Large memory consumption(10GB RAM), option to reduce it?
First of all, thank you so much for making this tool, can't wait for v0.3! That said, is it possible to add option to reduce memory consumption? (Eg. streaming data from csv files, caching data on file) Doesn't matter if it takes longer to finish, currently larger GTFS can take up to 10GB of memory which can hit limits on cloud servers.
For example: https://transitfeeds.com/p/ov/814/latest/download
Unfortunately, no. I have been planning to add a mode to gtfsparser which stores all data on disk and only holds ID->disk references in memory for a while now, though.
I'm not very well-versed with the technique, but would an (optional) mode that uses memory mapping work? This way, not all data would hava to be stored in memory at once, but the design (presumably) wouldn't have as much of an effect on gtfstidy's architecture as other solutions?

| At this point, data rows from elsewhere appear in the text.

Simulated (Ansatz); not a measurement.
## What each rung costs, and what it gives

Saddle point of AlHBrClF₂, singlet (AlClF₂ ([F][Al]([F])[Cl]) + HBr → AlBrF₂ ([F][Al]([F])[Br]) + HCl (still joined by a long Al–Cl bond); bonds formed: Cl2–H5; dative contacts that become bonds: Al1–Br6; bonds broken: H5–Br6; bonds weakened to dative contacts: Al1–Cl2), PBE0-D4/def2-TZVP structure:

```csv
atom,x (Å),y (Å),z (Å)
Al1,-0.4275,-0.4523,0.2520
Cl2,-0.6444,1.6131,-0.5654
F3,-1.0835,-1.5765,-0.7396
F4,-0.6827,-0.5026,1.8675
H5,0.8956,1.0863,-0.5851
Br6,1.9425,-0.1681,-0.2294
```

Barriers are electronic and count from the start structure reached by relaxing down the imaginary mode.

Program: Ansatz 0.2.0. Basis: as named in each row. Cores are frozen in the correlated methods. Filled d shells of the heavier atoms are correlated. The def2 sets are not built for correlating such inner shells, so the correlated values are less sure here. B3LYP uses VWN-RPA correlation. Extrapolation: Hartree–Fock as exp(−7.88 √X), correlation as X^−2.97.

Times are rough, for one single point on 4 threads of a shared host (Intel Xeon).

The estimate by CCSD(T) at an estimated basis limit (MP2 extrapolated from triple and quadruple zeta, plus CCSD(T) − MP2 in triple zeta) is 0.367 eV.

@patrickbr @derhuerst That would be great! Currently, increasing SWAP seems to work, but obviously not the best option. Memory mapping also could be worth looking into!
I noticed another thing with stop time minimization (-T). The trip ids are deleted(obviously that's from converting them to frequencies), but I tried using keep-trip-ids and couldnt find deleted trip-ids in output. I was thinking additional column to frequencies.txt would be great, (E.g. minimized_trip_ids) which would map all deleted trips to trip_id in frequencies. The use case could be saving all trip_ids to map them to gtfs-realtime data.